Wednesday, August 15, 2007

Stop Teasing Me

So I watched the Pirates come back against the Giants this past weekend. Now, even when it comes to good teams (last year's version of the Penguins comes to mind), I tend to doubtful cynicism. Perhaps it's my natural temperament, but when it comes to the Pirates, I have to believe my dubiousness is more the result of a decade and a half of ineptitude than anything naturally ingrained in my cynical temperament.

In any case, in four of five games against the Giants, the Pirates resembled an actual MLB baseball team. Seriously, they did. The defending batting champion hit like a defending batting champion, and amazingly enough, the Pirates were able to string together series of hits and score runs. For four games, the pitching did what it needed to do against a Giants lineup (in the Morris start, the bullpen did) that's probably close to the Pirates in terms of comical ineptitude.

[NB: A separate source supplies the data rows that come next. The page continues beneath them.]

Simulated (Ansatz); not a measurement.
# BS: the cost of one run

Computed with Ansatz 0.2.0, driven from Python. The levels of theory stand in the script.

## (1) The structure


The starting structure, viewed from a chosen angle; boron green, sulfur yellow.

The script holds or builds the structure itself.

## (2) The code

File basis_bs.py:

So, even as I couldn't believe my eyes as the Pirates mounted a comeback against the Giants, even as I doubted that the team had won 4 games in a row, I realized something very basic, something which baffled the Bucco announcers all weekend when comparing San Francisco statistics to those of Arizona, and here is that basic realization: The Giants are bad. The Giants are very, very bad. Remove Barry Bonds from that lineup, and the Giants are worse than the Pirates. Sure, apparently on a statistical level (see: certain ERA's of young starting pitchers) some things are working appropriately, except for the fact that none of those things that are working are working well enough to win. Look at the Giants' won-loss record. It's putrid. And thus comes the truth.

The Pirates weren't teasing me. They only looked like a MLB team because they were playing a team that, sans Bonds, is, like them, a sad facsimile of a legitimate MLB team and, at best, a AAA plus team masquerading as a MLB team while wearing big league uniforms.